At what speed must the second ball be thrown so that it reaches the same maximum height as the first?
A ball is thrown straight upward and returns to the thrower's hand after 4.1s in the air. A second ball is thrown at an angle of 67 degrees with the horizontal.

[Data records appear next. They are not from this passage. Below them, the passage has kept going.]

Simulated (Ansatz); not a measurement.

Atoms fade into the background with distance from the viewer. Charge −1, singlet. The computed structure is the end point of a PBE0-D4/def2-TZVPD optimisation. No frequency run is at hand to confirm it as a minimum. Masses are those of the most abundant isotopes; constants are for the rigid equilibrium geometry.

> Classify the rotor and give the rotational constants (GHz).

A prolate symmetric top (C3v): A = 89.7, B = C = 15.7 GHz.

The acceleration of gravity is 9.8m/s^2. Answer in units of m/s
The first ball is thrown straight up and returns to the thrower's hand in 4.1 s. The time take by the ball to reach the highest point is half the total time traveled by the ball. That is equal to 2.05 s. If the ball was thrown up with an initial velocity of V, the velocity at the highest point after 2.05 s is equal to 0.
=> 0 = V - 9.8*2.05
=> V = 20.09 m/s
The height of the ball thrown at 20.09 m/s after 2.05 s is 20.09*2.05 - (1/2)*9.8*(2.05)^2 = 20.59 m
The second ball is thrown at an angle of 67 degrees with the horizontal. If the velocity of the ball is V, the vertical component of the velocity is V*sin 67.
At the highest point the vertical velocity is equal to 0
=> 0^2 - (V*sin 67)^2 = -2*9.8*20.59
=> V^2 = 2*9.8*20.59/(sin 67)^2
=> V = sqrt ( 476.27)
=> V = 21.82 m/s
The ball must be thrown at 21.82 m/s so that it reaches the same maximum height as the first.